One of the most harmful aspects which inevitably follows every form of popularization of the Ancient Knowings, is the vulgarization of their contents.
For example, the Science of Yoga has been reduced to a trivial sequence of gym exercises for the recovery of physical health. Meditation is an excuse for daydreaming, inner development an armchair- discussion of what is true and what is not.
The same naive faith has befallen a huge and precious corpus of Knowing such as the Tantric Path. Every kind of idiocy has been said about this topic, every kind of book and self-styled teacher has used this term to justify a still-existing deviation or, in the best of the cases, a whole of inaccuracies and misunderstandings that can only mark a huge ignorance.
For the reason of what such a term as “Tantra” can evoke in common minds, this writer feels in some way concerned to confront such an argument, not fearing the misunderstandings, but because of the respect of the few that follow such a path with sincerity and accuracy, and there are very few people I know who belong to this category of individuals.

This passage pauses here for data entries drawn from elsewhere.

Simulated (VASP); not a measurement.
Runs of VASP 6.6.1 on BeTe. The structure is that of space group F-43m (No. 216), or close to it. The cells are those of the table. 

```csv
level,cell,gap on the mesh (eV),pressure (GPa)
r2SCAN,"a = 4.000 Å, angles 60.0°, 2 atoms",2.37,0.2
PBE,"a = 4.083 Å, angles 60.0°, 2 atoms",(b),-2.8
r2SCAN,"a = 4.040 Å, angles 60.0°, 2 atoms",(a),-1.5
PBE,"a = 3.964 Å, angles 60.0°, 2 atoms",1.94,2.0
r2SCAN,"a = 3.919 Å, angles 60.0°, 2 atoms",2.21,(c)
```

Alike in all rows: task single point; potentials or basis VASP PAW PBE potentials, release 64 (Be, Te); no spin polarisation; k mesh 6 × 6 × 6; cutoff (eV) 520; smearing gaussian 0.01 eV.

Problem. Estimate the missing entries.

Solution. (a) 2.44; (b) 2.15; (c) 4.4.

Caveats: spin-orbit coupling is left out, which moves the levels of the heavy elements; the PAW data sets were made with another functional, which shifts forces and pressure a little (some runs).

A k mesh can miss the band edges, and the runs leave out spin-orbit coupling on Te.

The purpose of this text and of this Blog page is the development of consciousness, so in speaking of the tantric path, this writer will leave the common and in some way, offensive image of Tantra as, in the best of cases, a sort of psychotherapy based on sex or even a “tool” to increase sexual performance. Let us enter into the core of one of the most efficient teachings for the total transformation of a human being.
A “Revolutionary” Approach
One of the most peculiar aspects of the tantric vision is the revolutionary approach towards other traditions. For the tantric practice, the illusory world and the freedom from illusion (samsara and nirvana) coincide. It’s as if to say that even the total immersion in a life that is illusory brings the possibility of freeing ourselves from the illusion.
In summary, in Tantrism , if the essence of divinity corresponds to the beatitude (ananda) and if the work of one who tries to free himself is to oppose every kind of suffering, limitation, and conditioning, then this means that all that is joyous and pleasurable gets closer to the sought after aim.
After all, observation shows us that joy and pleasure produce an expansion of being, allows us to overcome the limits of an egoic identification and the approach toward others. Pleasure brings one to a principle of unity while pain, boredom, and fear tend to limit us in a state of separation.
What remains is the problem of attachment. How is it possible to avoid the desire to produce the links, the identification with objects of the senses and feelings which are the origin of the same suffering?
Tantrism doesn’t deny the reality of attachment, of identification, but it asserts that, in counter, the best way to eliminate the core of desire is not to repress it, but to express it, and satisfy it until it’s consumed and to use it as powerful force to break the barriers of the egoic “I”.
After all, desire is inborn in humans and is also the essential motor for every action. Not even death can destroy the desire, seeing that the yearning for life experiences that had not been possible to experience, brings the desire for rebirth.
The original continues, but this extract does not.